Identify Probable Format for Ambiguous Date Formats
Source:R/date_format_guess.R
date_format_guess.Rd
In a column containing multiple date formats (e.g., MM/DD/YYYY, "YYYY/MM/DD, etc.) identifies probable format of each date. Provision of a grouping column improves inference. Any formats that cannot be determined are flagged as "FORMAT UNCERTAIN" for human double-checking. This is useful for quickly sorting the bulk of ambiguous dates into clear categories for later conditional wrangling.
Usage
date_format_guess(
data = NULL,
date_col = NULL,
groups = TRUE,
group_col = NULL,
return = "dataframe",
quiet = FALSE
)
Arguments
- data
(dataframe) object containing at least one column of ambiguous dates
- date_col
(character) name of column containing ambiguous dates
- groups
(logical) whether groups exist in the dataframe / should be used (defaults to TRUE)
- group_col
(character) name of column containing grouping variable
- return
(character) either "dataframe" or "vector" depending on whether the user wants the date format "guesses" returned as a new column on the dataframe or a vector
- quiet
(logical) whether certain optional messages should be displayed (defaults to FALSE)
Examples
# Create dataframe of example ambiguous dates & grouping variable
my_df <- data.frame('data_enterer' = c('person A', 'person B',
'person B', 'person B',
'person C', 'person D',
'person E', 'person F',
'person G'),
'bad_dates' = c('2022.13.08', '2021/2/02',
'2021/2/03', '2021/2/04',
'1899/1/15', '10-31-1901',
'26/11/1901', '08.11.2004',
'6/10/02'))
# Now we can invoke the function!
date_format_guess(data = my_df, date_col = "bad_dates",
group_col = "data_enterer", return = "dataframe")

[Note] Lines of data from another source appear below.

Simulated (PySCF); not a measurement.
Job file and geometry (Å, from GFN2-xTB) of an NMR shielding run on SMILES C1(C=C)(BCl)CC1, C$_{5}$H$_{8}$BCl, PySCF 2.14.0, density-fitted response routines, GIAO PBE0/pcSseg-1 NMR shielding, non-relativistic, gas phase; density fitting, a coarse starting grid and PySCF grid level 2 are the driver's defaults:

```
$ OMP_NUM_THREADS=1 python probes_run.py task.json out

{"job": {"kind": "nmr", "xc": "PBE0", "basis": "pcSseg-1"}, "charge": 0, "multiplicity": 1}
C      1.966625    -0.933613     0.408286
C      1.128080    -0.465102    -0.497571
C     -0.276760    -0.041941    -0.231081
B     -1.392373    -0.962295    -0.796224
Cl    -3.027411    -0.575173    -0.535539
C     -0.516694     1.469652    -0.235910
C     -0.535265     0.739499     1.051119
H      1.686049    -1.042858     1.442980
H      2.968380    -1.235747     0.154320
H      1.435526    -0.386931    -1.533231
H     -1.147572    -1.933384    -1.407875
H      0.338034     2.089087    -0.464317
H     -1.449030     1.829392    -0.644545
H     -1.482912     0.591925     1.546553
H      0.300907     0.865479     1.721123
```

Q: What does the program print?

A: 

#> Returning dataframe of data format guesses
#> data_enterer bad_dates format_guess
#> 1 person A 2022.13.08 year/day/month
#> 2 person B 2021/2/02 year/month/day
#> 3 person B 2021/2/03 year/month/day
#> 4 person B 2021/2/04 year/month/day
#> 5 person C 1899/1/15 year/month/day
#> 6 person D 10-31-1901 month/day/year
#> 7 person E 26/11/1901 day/month/year
#> 8 person F 08.11.2004 FORMAT UNCERTAIN
#> 9 person G 6/10/02 FORMAT UNCERTAIN
# If preferred, do it without groups and return a vector
date_format_guess(data = my_df, date_col = "bad_dates",
groups = FALSE, return = "vector")
#> Defining 'groups' is strongly recommended! If none exist, consider adding a single artificial group shared by all rows then re-run this function
#> Returning vector of data format guesses
#> [1] "year/day/month" "FORMAT UNCERTAIN" "FORMAT UNCERTAIN" "FORMAT UNCERTAIN"
#> [5] "year/month/day" "month/day/year" "day/month/year" "FORMAT UNCERTAIN"
#> [9] "FORMAT UNCERTAIN"